"Race to the Top: Arctic Inspirations 1909 & Today," celebrates the 100th anniversary of Admiral Robert Peary's 1909 expedition to the North Pole, where the average temperature is minus 40 cold enough to crystallize the inside of your lungs.
The exhibit has two twists: Berkshire Museum founder Zenas Crane, of the famous Crane family, was one of the financial backers of Peary's expedition. The exhibition also examines the role of Matthew Henson, an African-American explorer who accompanied Peary on five expeditions to the Arctic, including the successful 1909 trip.
Peary, Henson and four Inuit men who helped them are believed to be the first people to reach the geographic location of the North Pole.
"This in an incredible story," said Maria Mingalone, the museum's director of interpretation. "People from all over the world were trying to get there. There was a whole fever to see who would get there first."

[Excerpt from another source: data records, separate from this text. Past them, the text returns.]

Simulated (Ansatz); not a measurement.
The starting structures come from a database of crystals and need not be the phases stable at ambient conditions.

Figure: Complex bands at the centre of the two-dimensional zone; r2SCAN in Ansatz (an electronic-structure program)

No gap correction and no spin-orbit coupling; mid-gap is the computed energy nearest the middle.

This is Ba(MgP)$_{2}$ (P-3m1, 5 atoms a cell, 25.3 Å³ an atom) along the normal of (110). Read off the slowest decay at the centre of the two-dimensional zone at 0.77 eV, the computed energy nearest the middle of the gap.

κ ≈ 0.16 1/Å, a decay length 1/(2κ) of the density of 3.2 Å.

When he returned, Peary donated 16 items used in the expedition to the museum. Many of those items have been in and out of storage over the years, and now they're being shown in one massive unveiling.
Kimberly Rawson, the museum's director of communications, said the display is a first-time exhibit unique to the history of the exploration.
"This is a brand new take on this famous exploration," she said.
The centerpiece of the exhibit is a sledge (snow sled) used by Peary during the final leg of the trip. There are animal-skin outfits, icepicks, snowshoes and a stuffed polar bear. Children can build igloos with fake snow blocks and adults try on Inuit goggles.
There's Inuit technology of the past and Arctic exploration gear of today. Photos show the hardship of dealing with subzero temperatures for extended periods. The crew sailed north with 70 tons of whale meat and 247 sled dogs.
"The sheer audacity of the attempt was incredible," Mingalone said.
Crane and Peary were mutual friends in an exploration club based in New York City. Crane was an explorer himself, traveling around the world and collecting items for the local museum.
Patrons will learn that Peary named one of the ports the crew used on the ice mass Crane City. And there are original letters from Peary to Crane.
The exploration didn't go down without controversy. After Peary and his crew returned to America with the news, a man named Frederick Cook claimed that he made it to the North Pole in April 1908.
He was later found to be a fraud, and modern explorers have since confirmed Peary's claim with forensic science, examining his photos from 1909.
When Peary and his crew made it to the Pole, he wrote: "The Pole at last. The prize of three centuries. My dream and goal of 20 years. Mine at last."